Note: The following procedure is based on the assumption that the fuel pressure is adequate.
1. Check all electrical connectors that are related to the system. Check the ground wire connections on the intake manifold for tightness. Loose connectors and poor grounds can cause many problems that resemble more serious malfunctions.
2 Check to see that the battery is fully charged, as the control unit and sensors depend on an accurate supply voltage in order to properly meter the fuel.
3. Check the air filter element - a dirty or partially blocked filter will severely impede performance and economy.
4. Check the related fuses (probably not required in your case). If a blown fuse is found replace it and see if it blows again. If it does, search for a grounded wire in the harness.
5. Check the condition of all vacuum hoses connected to the intake manifold.
6. Remove the air intake duct from the throttle body and check for dirt, carbon or other residue build-up. If it's dirty, clean it with carburetor cleaner spray, a shop towel and a toothbrush, if necessary.
7. With the engine running, place an automotive stethoscope against each injector, one at a time, and listen for a clicking sound, indicating operation. If you don't have a stethoscope, place the tip of a screwdriver against the injector and listen through the handle.
8. Disconnect the injector electrical connectors and measure the resistance of each injector. (Measure the resistance of each injector across the two terminals of the injector.) Resistance should be 11.3 to 15.7 ohms at 68 degrees F.

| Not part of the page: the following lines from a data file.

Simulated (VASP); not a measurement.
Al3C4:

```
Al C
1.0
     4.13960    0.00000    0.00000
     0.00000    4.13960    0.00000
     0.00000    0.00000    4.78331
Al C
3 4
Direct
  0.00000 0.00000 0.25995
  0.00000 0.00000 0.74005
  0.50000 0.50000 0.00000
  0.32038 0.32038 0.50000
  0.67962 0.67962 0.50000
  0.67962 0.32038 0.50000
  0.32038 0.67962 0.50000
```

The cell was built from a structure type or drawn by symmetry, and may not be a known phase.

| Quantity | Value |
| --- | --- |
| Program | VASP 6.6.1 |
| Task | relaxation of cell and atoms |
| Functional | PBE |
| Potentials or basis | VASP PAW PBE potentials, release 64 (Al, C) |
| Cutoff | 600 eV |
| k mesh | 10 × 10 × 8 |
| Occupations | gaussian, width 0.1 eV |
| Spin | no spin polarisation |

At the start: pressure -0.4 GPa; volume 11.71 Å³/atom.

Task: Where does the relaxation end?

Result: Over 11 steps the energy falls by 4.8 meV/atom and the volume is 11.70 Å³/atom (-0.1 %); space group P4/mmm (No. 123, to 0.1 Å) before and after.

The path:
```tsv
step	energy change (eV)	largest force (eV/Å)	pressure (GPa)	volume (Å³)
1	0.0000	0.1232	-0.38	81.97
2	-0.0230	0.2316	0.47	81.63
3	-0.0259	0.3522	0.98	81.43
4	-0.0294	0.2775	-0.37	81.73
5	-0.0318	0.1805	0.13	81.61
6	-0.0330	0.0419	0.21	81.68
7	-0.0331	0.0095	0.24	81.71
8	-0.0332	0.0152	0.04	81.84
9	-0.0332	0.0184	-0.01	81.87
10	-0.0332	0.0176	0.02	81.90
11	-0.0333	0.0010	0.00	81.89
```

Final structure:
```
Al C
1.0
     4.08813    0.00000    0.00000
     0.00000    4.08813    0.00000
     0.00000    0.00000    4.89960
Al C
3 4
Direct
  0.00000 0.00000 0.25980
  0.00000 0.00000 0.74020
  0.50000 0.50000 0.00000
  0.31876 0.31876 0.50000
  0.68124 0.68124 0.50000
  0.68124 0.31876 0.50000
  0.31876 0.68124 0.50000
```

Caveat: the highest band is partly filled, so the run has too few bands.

9. Turn the ignition key On and check for battery voltage at the voltage supply wire terminal of one of the injector harness connectors. If battery voltage is not present, check the ASD relay and related wiring. NOTE: The fuel injector voltage supply wire could be either dark green/black, dark green/orange, or dark green/light green depending on model. The voltage supply wire is always the same color at each injector connector while the injector control wire color is different for each injector. (Again, this is only included for the benefit of others having fuel injector problems.)
10. Install an injector test light ("noid" light) into each injector electrical connector, one at a time. Crank the engine over. Confirm that the light flashes evenly on each connector. This tests the PCM control of the injectors. If the light does not flash, have the PCM checked at a dealer service department or other properly equipped repair facility.
Having said all that, a friend of mine had similar problems with his 96 Laredo. He told me he always used the cheapest gas available. I had him switch to premium, and his problem went away quickly. Apparently his injectors were merely dirty.